Beyond its role as a training facility, Weld’s position as the midpoint of the Head of the Charles Regatta makes it a central part of the largest two-day rowing event in the world.
“I think that’s a really special thing for our athletes, is the fact that not only are they racing on their home course, but they row right past our dock,” explained Heavyweight Women’s Crew Head Coach Claire Ochal. “So having as many people out there supporting and cheering on Harvard-Radcliffe is such a big thing for these athletes.”
The world-renowned regatta draws tens of thousands of spectators to the banks of the Charles each year. For Harvard-Radcliffe rowers, the Head of the Charles is the only race of the year which gives them the chance to pass by their own boathouse. The race, which is unique for its rolling start time, marks a different format of racing for the Crimson.
“[The] Head of the Charles is a different style of racing than we see in the spring,” senior co-captain Sarah Averill explained. “It’s not side-by-side, so it can be more internal in that way, and you can rely a lot more on your coxswain, so that’s why it’s even more exciting when you get to pass Weld Boathouse and get that extra boost of speed when you hear all your fans cheering for you.”
The transformation of the Charles landmark was completed in April. Principally funded by donations, Weld’s renovation included a revamp of its locker rooms, offices, training spaces, and improvements in accessibility and sustainability. The project renewed the boathouse’s stucco, replaced its well-known terracotta roof, as well as the windows and doors. It also improved the electrical, plumbing, and mechanical systems.
“I’ll say one of the most exciting parts about the renovation is our locker room,” senior co-captain Heidi Jacobson remarked. “We got completely renovated lockers and a whole new space in there, and it’s just been really good for our team culture and just being able to spend time in there with each other before and after practice.”

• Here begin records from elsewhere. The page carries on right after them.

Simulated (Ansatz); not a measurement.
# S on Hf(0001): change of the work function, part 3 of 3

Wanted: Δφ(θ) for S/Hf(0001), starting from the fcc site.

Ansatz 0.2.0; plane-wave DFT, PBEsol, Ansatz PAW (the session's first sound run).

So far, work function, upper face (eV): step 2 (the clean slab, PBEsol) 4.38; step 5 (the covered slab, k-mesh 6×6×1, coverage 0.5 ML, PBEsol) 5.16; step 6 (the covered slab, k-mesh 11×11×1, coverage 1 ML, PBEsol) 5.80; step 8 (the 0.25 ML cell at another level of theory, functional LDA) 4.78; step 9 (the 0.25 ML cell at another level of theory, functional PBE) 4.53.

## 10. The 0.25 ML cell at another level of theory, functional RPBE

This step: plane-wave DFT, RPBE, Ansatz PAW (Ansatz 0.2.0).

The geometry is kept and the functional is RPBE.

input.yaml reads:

The renovation marked the most construction on the boathouse since it was built. As other historic Harvard buildings strive to maintain tradition and personality, architecture firms Peterson Architects and Bruner/Cott worked alongside Consigli Construction to preserve the boathouse’s history and character.
“I don’t think the atmosphere in Weld, at its root, has changed very much, it’s just [that] the renovation has elevated it,” Averill added.
Since the completion of Weld’s renovation, construction has begun on Newell Boathouse, which houses the Crimson’s men’s rowing teams. Newell Boathouse, constructed in 1900 as a gift from the Harvard Club of New York, mirrors Weld on the other side of the river, closer to Harvard’s athletic facilities. Amidst the Newell renovations, all four varsity teams currently share Weld’s new facilities.
“I think it’s kind of fun just to have that camaraderie, and have all the crews come together amongst all four teams for Harvard-Radcliffe, just supporting one another and getting excited for what we can do right now and in the future of the season,” Ochal said.
The Head of the Charles, which draws a number of alumni back to Cambridge to race and cheer, will give former rowers an opportunity to visit the refurbished boathouse.
“I would just say I’m excited for all the Radcliffe alums to get to come see the boathouse, because I think it’s really beautiful and I think they’re going to be very excited to see it,” Jacobson added.